Appearances can be deceptive: although it seems to be delicately placed, as if it were weightless, a few metres above the Mediterranean, the eco-district of Anse du Portier is not floating! It is firmly anchored on an underwater structure. This construction is essentially composed of two elements: the backfill and the belt of caissons. These structures are located in the open sea and are therefore subject to significant physical constraints. These constraints affect both the marine space and the submerged structures.
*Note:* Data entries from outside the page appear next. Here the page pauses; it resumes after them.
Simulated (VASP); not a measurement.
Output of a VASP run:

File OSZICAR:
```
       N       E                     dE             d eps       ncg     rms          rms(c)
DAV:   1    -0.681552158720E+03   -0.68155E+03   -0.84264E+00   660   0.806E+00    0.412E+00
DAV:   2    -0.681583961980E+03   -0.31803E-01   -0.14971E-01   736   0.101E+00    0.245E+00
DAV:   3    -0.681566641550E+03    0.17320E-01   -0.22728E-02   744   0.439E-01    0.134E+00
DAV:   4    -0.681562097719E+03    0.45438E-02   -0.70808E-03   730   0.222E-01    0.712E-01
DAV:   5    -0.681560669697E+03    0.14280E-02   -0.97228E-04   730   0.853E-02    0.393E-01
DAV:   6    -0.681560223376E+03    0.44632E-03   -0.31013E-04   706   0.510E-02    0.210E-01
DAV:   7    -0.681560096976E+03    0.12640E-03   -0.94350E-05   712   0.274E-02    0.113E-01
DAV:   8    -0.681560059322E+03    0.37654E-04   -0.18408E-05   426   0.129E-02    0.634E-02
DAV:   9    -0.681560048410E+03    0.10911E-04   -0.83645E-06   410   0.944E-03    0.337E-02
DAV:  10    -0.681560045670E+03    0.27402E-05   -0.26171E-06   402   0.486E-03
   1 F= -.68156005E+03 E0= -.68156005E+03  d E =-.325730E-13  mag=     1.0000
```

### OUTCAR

We are going to look at the work of hydraulic engineers who develop solutions adapted to the special features of the project in order to make it possible to build the maritime infrastructure. Their choices were made using calculations, digital simulations and tests on models in both 2D and 3D. The solutions chosen define the geometry, dimensions and positions of the backfill and the caissons. They also made it possible to meet the safety and durability requirements of the structures and to respect the functional and aesthetic design defined by the architects. In the end, these studies have paved an original and unprecedented path for the development of sustainable offshore urbanisation.
The size of the maritime infrastructure is defined by the understanding of the environment
Innovative solutions had to be found to overcome this complex situation. Hydraulic engineers first assessed the average swells and extreme waves likely to reach Anse du Portier over a 100-year period. They also relied on the knowledge of marine weather specialists. The latter have acted as ‘sea historians’ to reconstruct the climate of the last 20 years. These reconstructions have been correlated with satellite data and contemporary data on swell behaviour.
From this body of knowledge emerged what can be called ‘100-year waves’, i.e. situations that occur only once a century. These ‘100-year waves’ are extreme phenomena that are characterised by wave height, wavelength and orientation of the expected bad weather.
To these results, hydraulic engineers added a value of 10% to reinforce the capacity of the structures to cope with meteorological events with which they could be confronted.
This covers, in the most extreme cases, waves that could reach up to 8 metres in height.
The marine infrastructure is mainly composed of the backfill and the belt of caissons. Image © Bouygues TP MC
It is based on the description of these possible extreme conditions that the structures comprising the maritime infrastructure have been designed. They meet three criteria.
Stability, because no variation in construction (backfill, caissons) is acceptable, nor slope, nor erosion, even under the effect of the worst storms.
Overtopping. When a wave hits a vertical wall, it tends to ascend. If the wall is not high enough, there is a real risk of the wave overtopping the wall. This can cause floods or even structural damage to buildings in the district and can be dangerous for pedestrians.
Reflection. If the force of the wave ‘bounces’ off the infrastructure, the wave spreads to neighbouring spaces. However, the new district is located between two marine reserves and near to Monaco’s Hercules Port to the south of the project, meaning that these reflections must be avoided.